By John G. Rodwan, Jr.

During the years I lived away from Detroit, group bicycle rides became a popular pastime in my hometown. When I moved back, I gave such outings numerous tries and learned one thing about biking with a lot of other people: I prefer not to.

I stopped riding bicycles around the time I got my driver’s license and didn’t pedal again for a couple of decades. When I returned to cycling, mainly for exercise, I rode alone. Living near a large park that closed its circular road to vehicular traffic on weekends, I regularly went riding on Saturday and Sunday mornings, gradually going more and more laps. During this period in Brooklyn, I mostly rode only in the park and in my neighborhood. When I moved to Portland, Oregon, my riding habits changed. I rode all over town, exploring my new city. I installed a rack on the back of my bike and bought a pair of panniers, which I would use to carry purchases from grocery stores or farmers’ markets. I took my bike out much more frequently than I had in New York. Even if I bicycled for exercise as well as to run errands (and just for fun), I still usually rode alone.

Credit: Jesper Rautell Balle, via Wikimedia Commons

Biking masses at the Five Boro Bike Tour, New York [credit: Jesper Rautell Balle, via Wikimedia Commons]

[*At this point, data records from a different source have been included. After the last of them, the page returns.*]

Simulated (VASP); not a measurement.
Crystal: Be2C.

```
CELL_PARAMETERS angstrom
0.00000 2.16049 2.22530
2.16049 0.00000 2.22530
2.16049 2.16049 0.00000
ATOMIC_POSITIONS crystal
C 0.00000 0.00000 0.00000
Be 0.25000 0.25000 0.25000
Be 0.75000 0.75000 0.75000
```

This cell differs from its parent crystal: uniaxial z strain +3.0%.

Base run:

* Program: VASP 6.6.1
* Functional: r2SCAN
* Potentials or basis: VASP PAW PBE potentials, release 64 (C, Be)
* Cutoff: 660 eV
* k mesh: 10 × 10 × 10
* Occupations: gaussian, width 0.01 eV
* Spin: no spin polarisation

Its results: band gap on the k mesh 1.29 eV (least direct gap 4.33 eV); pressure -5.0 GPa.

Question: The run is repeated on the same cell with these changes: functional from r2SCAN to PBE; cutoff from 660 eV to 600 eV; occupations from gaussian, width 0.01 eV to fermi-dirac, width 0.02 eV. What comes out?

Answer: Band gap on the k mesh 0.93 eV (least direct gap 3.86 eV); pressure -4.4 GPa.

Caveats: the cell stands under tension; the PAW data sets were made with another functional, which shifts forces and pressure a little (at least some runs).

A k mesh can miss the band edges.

While in Portland, I went on my first group ride. I had noticed advertisements for numerous organized rides, of various distances, usually with registration fees to raise funds for various causes, and thought I would give one a try. At the time, I had neither a regular route of known distance (as I had in Brooklyn) nor a device for measuring how far or fast I went (as I later acquired). Unsure how long I could confidently pedal, and equally uncertain about whether I’d enjoy this sort of excursion, I selected a relatively short ride (about 20 miles) that I knew wouldn’t take all day. On the designated morning, I biked by myself across a bridge over the Willamette River to the starting point (a brewpub). As a recent transplant, I didn’t know anyone else on the ride, but it appeared most others did; groups of friends rode together. Although hundreds of people were simultaneously on the road, I still essentially rode alone. That was fine with me, but it did lead me to question why I should pay to do what I could do freely and on my own schedule.

Euclid bike lane s

Credit: William J. Rickman

After leaving Portland in 2011 and returning to the place where I first learned to ride a bike, I added still other ways of cycling to my routine – at least for a while. In Detroit, I discovered, a collective enthusiasm for bicycles had emerged unlike anything I remembered from my youth in the city. When I was a kid, my friends and I would ride together during the week and, for a few teenage years, go to the BMX racecourses and compete on the weekends, but I don’t recall seeing a lot of adults on bicycles. By the time I returned to Detroit, however, that had changed. While commuting to work or running errands by bike might not have become as common as it is in Portland, cycling for fun – especially as a social activity – was a phenomenon. Fundraisers and free weekly rides proliferated to the extent that in the summer at least one seemed to take place every day. The most conspicuous of these, Slow Roll, started just before I moved back to Detroit as a group of friends riding together, but within a few years had swelled to thousands of people cycling around town every Monday night from spring through autumn. After spending many years riding by myself and having only sampled the group-ride experience, I decided to try again. Some old friends joined in, and the rides seemed like a good way to reconnect with them, and with my hometown. I went on cycling-for-a-cause rides; I went on a regular ride that started and ended at a park not far from my house; I went on rides designed to explore certain parts of town; I did Slow Roll. But after a couple seasons I became disenchanted. Depending on what one wants out of bicycling, group rides can be either highly enjoyable or dismal affairs. I wanted to enjoy them (or I wouldn’t have joined them), but I found I usually did not.

* * *

Most non-professional bicyclists fall into one of two groups. First (because they want to come in first and to simply get them out of the way) there are those pelotons rapidly gliding by on their fine-tuned precision machines. While I can respect the athleticism required to achieve and maintain high speeds, and the underlying discipline involved, this style of riding never appealed to me. While I know some more casual cyclists regard the speed racers taking cues from the Tour de France as snobs determined to flaunt their superior cycling skills, I have no criticism to make of them, other than that the tight-fitting spandex outfits can look pretty silly. If the relentless pursuit of better times over greater distances – or whatever it is these earnest folks are after – is how they want to ride, that’s cool, but it’s not for me.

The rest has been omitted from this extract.